Analysts aren’t expecting Toshiba or Seagate to counter Samsung’s $5.85 billion bid for SanDisk, but don’t count the unsolicited offer as Samsung’s last. (See our news story, "SanDisk rejects Samsung’s $5.85B takeover offer.")

Thanks to 2006 budgets driving capacity up, NAND is still experiencing significant overcapacity, pushing ASPs (average selling prices) and therefore earnings and stock prices of market participants down, down, down.

Not only does SanDisk play in NAND, but its based in Milpitas, Calif. US-based companies are somewhat of a bargain right now, as the weak dollar has created a buy market for foreign companies.

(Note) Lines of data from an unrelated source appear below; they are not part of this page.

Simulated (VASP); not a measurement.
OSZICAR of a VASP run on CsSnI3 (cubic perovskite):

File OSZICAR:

But just because Samsung wants SanDisk, and even if SanDisk decides it wants to be folded into Samsung’s empire, it doesn’t mean the deal would go through. The US Department of Justice would surely step in considering that together Samsung and SanDisk shipped about half of the world’s NAND in 2007 and that such a deal would give Samsung substantial power over NAND ASPs.

And if such a deal does go through, companies like Apple won’t exactly be cheering. Cheap NAND has allowed Apple to keep its iPod and iPhone prices relatively low. Look back at teardowns done on previous generations of the consumer gadgets; the increased memory is largely what increased prices in the Apple lines.

Samsung knows all of this and it’s not uncommon for a competitor to come back with a slightly more substantial takeover offer for a rival company. Vishay’s second attempt to buy IR stands as evidence. After IR gave Vishay’s $1.6 billion offer a thumbs down, the power IC company came back with a $1.7 billion offer.  Of course, it also is not uncommon for the smaller company to turn down the raised offer, just like IR did this week.

By the way, SanDisk turned down the offer of $26 cash per share because it felt the price undervalued its potential and that it needs time to climb back up to its $55.98 52-week high. News of the Samsung bid helped SanDisk’s stock, SNDK, make some gains today. SNDK climbed more than 39% from Tuesday’s close of $15.04 to above the $20.92 at closing bell.

What are your thoughts on the proposed takeover? Is Samsung undervaluing SNDK? And even if Samsung is, should SanDisk’s stockholders take the money and run? Share your opinions below.

–Suzanne Deffree, Managing Editor, News

Posted by Suzanne Deffree on September 17, 2008 | Comments (2)

September 24, 2008
In response to: Why Samsung's attraction to SanDisk won't cool anytime soon
sandisk stockholder commented:

thumbs down on this deal. Sandisk is worth far more than the roughly $6b Samsung is offering--especially to Samsung. Handy is surely right in his assessment. Maybe it won't be over $56 by the end of 2009, given the economic turmoil going on right now, but it will be in 2010 almost for sure, given that SSDs will be taking off by then, and x3 and x4 will drop Sandisk's (and Toshiba's) costs below the competition. And then 3D will come on line by 2012. That is when the real payoff will happen, IMO.


September 18, 2008
In response to: Why Samsung's attraction to SanDisk won't cool anytime soon
PMB commented:

Sandisk should seriously evaluate the offer. Think about what happened to Iomega after Zip drives went out of common use.